Federal officials are easing water restrictions on the Colorado River next year, an incredible improvement after above-average winter snowpack helped shore up plummeting water levels at the nation’s two largest reservoirs.
The US Bureau of Reclamation on Tuesday announced Lake Mead and the Lower Colorado River will operate in a Tier 1 water shortage in 2024, effecting water cuts in Arizona, Nevada and Mexico.
While it’s a vast improvement over this year’s first-ever Tier 2 shortage, and will give back billions of gallons of Colorado River water to those states, it illustrates the impact of the Southwest’s stubborn drought and the effect the climate crisis is having on the region’s water resources.
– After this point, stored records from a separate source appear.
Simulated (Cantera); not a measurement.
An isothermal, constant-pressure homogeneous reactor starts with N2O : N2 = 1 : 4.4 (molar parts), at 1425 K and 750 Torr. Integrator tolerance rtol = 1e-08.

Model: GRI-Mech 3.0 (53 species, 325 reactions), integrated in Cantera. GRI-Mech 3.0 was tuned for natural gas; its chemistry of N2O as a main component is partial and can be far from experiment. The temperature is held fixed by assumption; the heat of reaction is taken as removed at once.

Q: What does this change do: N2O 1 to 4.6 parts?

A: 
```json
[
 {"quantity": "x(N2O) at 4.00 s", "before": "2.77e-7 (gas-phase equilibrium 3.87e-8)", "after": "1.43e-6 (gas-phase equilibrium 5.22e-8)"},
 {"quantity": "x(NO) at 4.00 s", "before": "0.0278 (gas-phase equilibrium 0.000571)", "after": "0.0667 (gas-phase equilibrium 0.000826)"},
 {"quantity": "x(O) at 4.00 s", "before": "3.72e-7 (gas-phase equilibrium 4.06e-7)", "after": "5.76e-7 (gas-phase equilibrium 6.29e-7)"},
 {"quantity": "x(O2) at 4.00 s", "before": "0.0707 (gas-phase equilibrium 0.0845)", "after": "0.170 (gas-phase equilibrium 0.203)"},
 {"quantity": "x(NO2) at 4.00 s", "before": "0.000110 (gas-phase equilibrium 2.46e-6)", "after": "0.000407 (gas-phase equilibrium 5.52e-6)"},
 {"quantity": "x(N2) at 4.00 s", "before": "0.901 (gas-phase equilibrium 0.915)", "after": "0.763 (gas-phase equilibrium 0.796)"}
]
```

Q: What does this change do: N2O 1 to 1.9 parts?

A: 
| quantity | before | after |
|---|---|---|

“A Tier 1 shortage is still very much a shortage,” Brenda Burman, general manager of the Central Arizona Project and former Bureau of Reclamation commissioner, told CNN.
Burman oversees the water supply for Phoenix, which has taken the brunt of the water cuts for the past two years. Arizona would have to forgo around 18% of its supply in the Tier 1 shortage, down from 21% this year. But officials with the Arizona Department of Water Resources said they would not be using that extra water next year to help keep water levels stable in Lake Mead.
Still, Burman said, the improvement demonstrates “a wet year can be very helpful.”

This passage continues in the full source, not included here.